Determining how big this emergency fund should be depends entirely on how much risk you want to take and your financial means.

The Risk

Opting for a smaller emergency fund enables you to free up more capital for the here and now, but it also presents the problem of not giving you a big enough fund should something go wrong.

As a general rule of thumb, if you have children or other dependents you should opt for a higher emergency fund. A single person can afford to take bigger risks.

The Financial Means

Your financial means will be another factor you have to take into account. The higher your salary the more you can put into your emergency fund, naturally.

However, this isn’t the only point you have to take into account. Your financial means can change quickly. Here are some of the considerations that may influence how much you put back for a rainy day:

  • Are you at risk of redundancy?
  • Will any major changes occur in your life, such as a change of career?
  • Will the amount you spend per month change in any significant way?

The Answer

First, figure out how much you earn every month. Pick out every regular bill, including rent/mortgage, food, electricity, and water. See how much they amount to and compare this amount to your monthly salary.

See what the difference is between the numbers. For example, let’s say you have $1,000 leftover at the end of the month.

With this $1,000, for a single person, you may be able to store as little as $100-$250. Someone who has a wife and two kids may want to think about saving $500-$700 per month.

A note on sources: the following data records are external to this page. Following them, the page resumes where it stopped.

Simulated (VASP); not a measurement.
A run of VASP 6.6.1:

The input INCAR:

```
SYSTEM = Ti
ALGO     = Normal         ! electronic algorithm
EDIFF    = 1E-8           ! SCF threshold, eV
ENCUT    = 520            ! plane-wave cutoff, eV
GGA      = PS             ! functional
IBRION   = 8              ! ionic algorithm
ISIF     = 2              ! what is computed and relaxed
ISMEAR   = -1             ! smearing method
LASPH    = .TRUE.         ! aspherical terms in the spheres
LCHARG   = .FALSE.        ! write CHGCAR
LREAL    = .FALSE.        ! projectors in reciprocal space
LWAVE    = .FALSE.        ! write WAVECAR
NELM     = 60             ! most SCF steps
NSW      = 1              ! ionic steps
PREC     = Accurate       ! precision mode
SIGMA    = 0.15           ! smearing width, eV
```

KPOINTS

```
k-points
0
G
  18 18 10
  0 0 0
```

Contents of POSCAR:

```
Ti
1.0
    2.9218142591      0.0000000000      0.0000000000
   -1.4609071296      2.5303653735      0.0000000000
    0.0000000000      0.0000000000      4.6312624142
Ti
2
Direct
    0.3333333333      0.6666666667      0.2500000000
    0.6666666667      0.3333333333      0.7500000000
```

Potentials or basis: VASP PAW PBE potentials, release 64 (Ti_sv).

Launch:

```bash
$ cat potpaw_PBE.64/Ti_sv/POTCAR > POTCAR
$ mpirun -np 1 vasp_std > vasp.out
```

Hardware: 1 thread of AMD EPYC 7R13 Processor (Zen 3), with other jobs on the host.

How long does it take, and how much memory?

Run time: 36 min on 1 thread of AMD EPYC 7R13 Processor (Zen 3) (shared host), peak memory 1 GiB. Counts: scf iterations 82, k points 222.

The best way to deal with an emergency fund is to try to predict emergencies when you can. If you’re worried about the health of the company employing you, a good idea is to temporarily boost how much you store in your fund every month.

Another example is if you’re preparing for a round of annual health checks. Boosting your emergency fund months in advance is a clever idea.

Ultimately, the way to do this is to concentrate on your financial circumstances. Monitor your financial health and tailor your plan according to your needs.